SIBLEY, La. — Louisiana is ground zero for climate change. Its coast is disappearing at a rate of a football field every hour and a half and hurricanes are growing more fierce, forcing residents to move north to higher ground. Rainfall is also increasing, creating floods so severe that, in 2017, some reporters covered New Orleans by canoe.

But while climate change has brought an abundance of water from above, it also threatens valuable water below — the groundwater in Louisiana’s aquifers that the majority of the population relies on for drinking water.

In some parts of the state, officials are already envisioning a future where underground water runs dry.

In the tiny northern town of Sibley, population 1,218, Mayor Jimmy Williams is doing what he can to ensure his constituents will always have water to bathe, drink and do their laundry.

Officials in neighboring Bossier and Webster parishes proposed diverting 12 million gallons a day from a bayou that feeds Lake Bistineau in order to support growing demands on the outskirts of nearby Shreveport.

But Williams, whose town lies on the northernmost bank of the lake, blocked the project, saying his community’s residents might need that surface water someday.

“I really didn't want to give our water away,” he said. “That’s actually what we'd be doing.”

Williams witnessed a 2010 drought that caused groundwater levels to drop and strained the cluster of aquifers that supply the city’s four wells. Salt water moved into surrounding community water wells, and he watched officials scramble to buy groundwater from neighboring parishes.

Williams said he also noticed that a growing number of industrial users, mostly paper mills, were moving into the area. And the populations of nearby Monroe and Bossier City were growing as people moved in to take advantage of the new jobs.

Everything pointed to a growing demand for water.

Louisiana’s groundwater is exhaustible, he said, and one day it is going to be exhausted.

“When they turn on the water and there’s nothing there, then they're going to be concerned,” the mayor said. “They're going to be mad at the government. So we need to solve this problem now instead of waiting until it is too late.”

Williams’ solution is to preserve the bayou for his town’s future water needs well before the aquifers run dry.

But Gina Brown, a state performance auditor who has studied the state’s water management issues, said a better solution is for the state to budget its water like a bank account.

“We have an abundance of water, but we have no idea how much we need in the future,” she said. “Areas of the state, as we know, have either potentially been overpumped or, just due to natural circumstances, their wells run dry faster. They could run out of water, and then we eventually have to figure out how we get water to these areas.”

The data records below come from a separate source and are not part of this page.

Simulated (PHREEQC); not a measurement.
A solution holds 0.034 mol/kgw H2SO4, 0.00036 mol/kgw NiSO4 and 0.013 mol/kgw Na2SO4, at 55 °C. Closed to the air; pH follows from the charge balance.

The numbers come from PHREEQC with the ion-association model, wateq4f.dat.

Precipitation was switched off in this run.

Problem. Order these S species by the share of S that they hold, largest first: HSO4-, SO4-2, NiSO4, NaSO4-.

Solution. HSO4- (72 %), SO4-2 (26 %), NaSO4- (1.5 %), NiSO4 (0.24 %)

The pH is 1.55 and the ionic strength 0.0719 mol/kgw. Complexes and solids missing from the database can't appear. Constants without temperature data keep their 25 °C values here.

[We analyzed U.S. Geological Survey Groundwater Data for Louisiana to determine the extent to which water levels have declined.]

Credit Austin R. Ramsey / IRW
/
IRW
The U.S. Geological Survey uses observation wells to monitor groundwater levels in real-time, but across the state only a few hundred are able to produce data without manual measurements.

  

Premium Water

One obvious solution is for groundwater users to switch to surface water from the state’s many lakes, rivers and bayous.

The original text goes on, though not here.